However, the neoconservatives were emphatically not proponents of laissez-faire. Not only did they often support robust government efforts; they also had deeper reservations about the dynamics of the market. Irving Kristol famously mustered only two cheers (not three) for capitalism. While the material wealth produced by capitalism was in many ways a good thing, the endless pursuit of profit could also degrade traditional communities and sap important moral virtues. In The Cultural Contradictions of Capitalism, Daniel Bell offered a sociological elaboration of this theme; the elevation of consumerism in an age of American plenty could undermine the virtues, including prudence and discipline, that a successful market economy requires.

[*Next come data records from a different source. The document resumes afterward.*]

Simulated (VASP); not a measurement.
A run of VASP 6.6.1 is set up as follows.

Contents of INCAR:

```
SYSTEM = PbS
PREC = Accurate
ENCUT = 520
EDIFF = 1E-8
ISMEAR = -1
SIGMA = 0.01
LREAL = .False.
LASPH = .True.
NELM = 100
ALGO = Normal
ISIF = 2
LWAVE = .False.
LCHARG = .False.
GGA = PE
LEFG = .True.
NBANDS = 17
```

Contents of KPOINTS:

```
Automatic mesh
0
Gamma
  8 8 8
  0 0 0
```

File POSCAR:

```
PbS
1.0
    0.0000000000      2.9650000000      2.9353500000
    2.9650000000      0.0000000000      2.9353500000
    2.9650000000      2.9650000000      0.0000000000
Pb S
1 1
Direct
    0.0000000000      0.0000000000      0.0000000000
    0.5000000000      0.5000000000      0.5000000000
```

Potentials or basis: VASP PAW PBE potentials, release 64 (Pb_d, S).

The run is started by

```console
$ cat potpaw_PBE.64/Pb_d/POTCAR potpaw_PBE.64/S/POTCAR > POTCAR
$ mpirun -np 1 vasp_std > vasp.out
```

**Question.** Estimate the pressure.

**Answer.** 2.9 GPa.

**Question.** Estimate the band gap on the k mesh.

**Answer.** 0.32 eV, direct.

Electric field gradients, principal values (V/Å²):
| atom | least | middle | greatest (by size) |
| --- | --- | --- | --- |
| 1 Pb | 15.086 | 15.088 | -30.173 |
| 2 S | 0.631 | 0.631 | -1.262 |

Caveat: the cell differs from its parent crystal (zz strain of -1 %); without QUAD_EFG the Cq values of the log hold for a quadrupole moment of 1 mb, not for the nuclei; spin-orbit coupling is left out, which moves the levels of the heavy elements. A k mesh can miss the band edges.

This double-edged skepticism about both government and the market led neoconservatives in the direction of policy experimentation. Parts of the welfare state could be retained but reformed. While the market had considerable advantages, it also had to be monitored in the name of the public interest. Moreover, the froth of economic productivity was no substitute for the bonds of faith, family, and community. (In light of that, it’s not surprising that National Affairs, in many ways a successor to The Public Interest, should serve as a venue for thinking out various policy options and offer nuanced discussions of the textures of lived liberty.)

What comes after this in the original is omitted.